Bus lane petition is not a solution
I write with reference to your report of the petition calling for the closure of the bus lane on Jamaica Road during the closure of Tower Bridge (‘On The Road To Nowhere’ Southwark News, October 6th, 2016)?and particularly with reference to the person understandably angry that he took two hours to make a ten minute journey.
The most obvious response is to suggest that this person walk this journey. However he may be disabled or be transporting a disabled relative and walking may not be practical for either of them. However, closing the bus lane is unlikely to be the solution he feels.
Most cars contain one person (although his, of course, may have contained more) whereas buses typically contain 40-60 people. If those 40-60 people were to get off the bus and into their cars the jam would be much, much worse. I suppose that they could stay on the bus and be stuck in the jam with your complainant but that doesn’t seem very fair. By taking the bus they are not contributing to the jam. Why should they suffer from it?

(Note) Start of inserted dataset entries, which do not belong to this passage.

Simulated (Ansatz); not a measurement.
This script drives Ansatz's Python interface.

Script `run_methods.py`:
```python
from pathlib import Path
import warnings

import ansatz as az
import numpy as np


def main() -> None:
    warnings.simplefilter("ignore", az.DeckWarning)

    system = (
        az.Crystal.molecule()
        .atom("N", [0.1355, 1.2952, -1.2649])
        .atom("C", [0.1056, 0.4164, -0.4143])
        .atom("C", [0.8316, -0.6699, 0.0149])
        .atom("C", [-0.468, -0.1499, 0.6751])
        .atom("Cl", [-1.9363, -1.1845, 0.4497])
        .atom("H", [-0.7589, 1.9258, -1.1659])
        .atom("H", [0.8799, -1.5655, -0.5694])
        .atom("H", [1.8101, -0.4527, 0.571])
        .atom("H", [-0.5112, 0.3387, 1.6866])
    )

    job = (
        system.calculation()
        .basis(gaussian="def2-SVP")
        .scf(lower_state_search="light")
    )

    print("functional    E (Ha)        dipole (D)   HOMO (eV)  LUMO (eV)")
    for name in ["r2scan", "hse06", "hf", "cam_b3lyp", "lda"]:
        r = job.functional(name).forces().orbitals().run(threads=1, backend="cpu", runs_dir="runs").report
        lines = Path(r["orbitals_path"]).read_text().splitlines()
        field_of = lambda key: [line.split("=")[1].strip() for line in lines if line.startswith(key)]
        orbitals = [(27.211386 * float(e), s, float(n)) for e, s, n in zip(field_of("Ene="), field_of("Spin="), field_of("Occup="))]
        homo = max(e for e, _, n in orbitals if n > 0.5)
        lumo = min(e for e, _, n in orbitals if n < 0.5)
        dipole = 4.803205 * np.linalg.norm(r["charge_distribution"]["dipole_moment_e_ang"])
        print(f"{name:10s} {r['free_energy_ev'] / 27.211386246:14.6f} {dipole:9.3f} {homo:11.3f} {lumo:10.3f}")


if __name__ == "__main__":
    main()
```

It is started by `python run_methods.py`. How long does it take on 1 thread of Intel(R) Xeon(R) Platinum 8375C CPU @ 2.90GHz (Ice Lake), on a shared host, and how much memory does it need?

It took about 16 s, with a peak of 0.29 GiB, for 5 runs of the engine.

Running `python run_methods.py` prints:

When jammed up in traffic beside an empty bus lane it feels obvious that if one could speed down the bus lane one’s journey time would be cut – and of course it would.
The problem is that all the other drivers would be able to speed down the bus lane as well, and would already have done so. Instead of waiting 2hrs in a long two-lane jam, your complainant would be likely to wait 2hrs in a shorter 3-lane jam because the roundabout and tunnel access which are causing the hold up would not have widened and the jam (and the time taken to clear it) would remain the same.
All road users are contending with one another for the same amount of road space. It is human to think that others should be inconvenienced rather than ourselves but I do not think that the removal of the bus lane is a fair solution here.
Sally Eva, Peckham
Harriet Harman, we need a hard Brexit
Harriet Harman wonders when the government will be providing £350m weekly to the NHS as promised via the leave bus (Harriet Harman column, Southwark News, October 6th, 2016).
Don’t expect it anytime soon, Harriet. The decision to leave the EU is crazy and stupid.
However, now we’re out let’s go all out with a quick, clean, hard Brexit.
It’d be humiliating and embarrassing for a once great country to go faffing about on hands and knees, pleading and begging for trade terms with the EU. It’s belittling and we’d become a laughing stock.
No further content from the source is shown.